So, given that systems that rely on software get more complicated all the time, is there a danger that without more rigorous airline software testing, public trust in commercial aviation will begin to erode?
Fisher said it comes down to how many, or how few, incidents are considered acceptable. But he said he was quite certain that the airline software in question was rigorously tested.
“As far as I know, the flight system isn’t brand new. It’s a continuation of the 737 flight systems already developed,” he said. “The 737-MAX went through extensive flight testing so I would expect that any problems that could be found were found.”
But “could be found” could be part of the problem, according to Sammy Migues, principal scientist at Black Duck. Prior to automation, “we had a pretty short list of things that could go wrong—metallurgy, engine, construction, etc.,” he said.
“Now there are a million things that could go wrong, from software, software integration, software errors, software interfaces, unexpected conditions that software has to deal with, and so on. There are way more situations that can adversely impact passenger safety.
“That means the software cannot be exhaustively tested even for things we know about, and can’t possibly be tested for known unknowns and unknowns,” he said, adding, “Who knows if we can even re-create in simulators all the conditions that might be found in the air?”
Does that mean it would be better if there were more manual operation of aircraft? Not necessarily, said Larry Trowell, associate principal consultant at Black Duck, given that manual operation still depends on instrument readings.
“It looked from the reports like it was a sensor problem, that was relaying information to the automated system as well as to the pilots,” he said. “If you can’t trust the data going into the system, going back to manual won’t really help.”
Trowell also said more lines of code “doesn’t mean things are too complicated to get right. Testing of these components is getting better, and if one chip is shown to be malfunctioning, the entire subsystem is normally replaced, since it’s easier to swap out a board than to debug an issue.”
Of course, every catastrophic event attributed to a problem with software raises the question of whether it was caused by a cyber attack. There have been no suggestions of that in the Lion Air case.
But Migues said that doesn’t mean it’s impossible. “Can hackers do that? Yes. Period,” he said. “The attack surface for software—any software in any industry—goes back to the employees, the contractors, the builders, the integrators, the OEMs, different countries, different companies, and so on. No one can do sufficient supply chain security to catch all the potential back doors.
“Then there’s the potential remote attack, the local attacks in the hangar or airport, the local attacks in the plane, and so on. Can it be planned to happen to lots of planes with the same software? The answer has to be yes. Would we be able to catch it before it happened? The answer has to be maybe.”

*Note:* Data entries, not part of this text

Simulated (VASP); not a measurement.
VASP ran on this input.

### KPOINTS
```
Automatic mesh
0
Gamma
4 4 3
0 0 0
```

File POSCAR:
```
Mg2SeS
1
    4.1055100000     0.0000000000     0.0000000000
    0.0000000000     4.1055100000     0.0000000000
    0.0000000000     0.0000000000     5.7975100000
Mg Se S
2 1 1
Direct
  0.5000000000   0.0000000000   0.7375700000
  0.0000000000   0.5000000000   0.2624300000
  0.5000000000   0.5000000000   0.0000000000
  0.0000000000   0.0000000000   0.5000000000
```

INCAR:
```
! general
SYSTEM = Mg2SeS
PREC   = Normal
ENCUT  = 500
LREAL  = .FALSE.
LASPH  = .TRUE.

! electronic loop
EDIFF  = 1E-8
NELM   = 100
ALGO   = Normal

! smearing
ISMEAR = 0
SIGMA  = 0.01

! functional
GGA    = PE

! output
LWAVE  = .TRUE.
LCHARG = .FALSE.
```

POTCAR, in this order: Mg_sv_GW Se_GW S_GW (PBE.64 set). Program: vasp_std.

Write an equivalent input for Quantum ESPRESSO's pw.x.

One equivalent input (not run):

Fisher said he thought it unlikely that airline software was solely to blame for the Lion Air crash. “If—and it’s a big if—the software is implicated, I would assume it was some sort of sensor failure combined with unexpected software results combined with potential pilot error,” he said.
Migues isn’t entirely sure that the root cause will be made public. In the case of physical technology, “every incident, as far as we know, is reviewed over the course of weeks/months/years until the exact root cause is made public and everyone learns from it.”
“With software, I don’t know,” he said. “I’m willing to believe that every incident is reviewed, but I don’t know that there’s always been a resolution that has been made public.”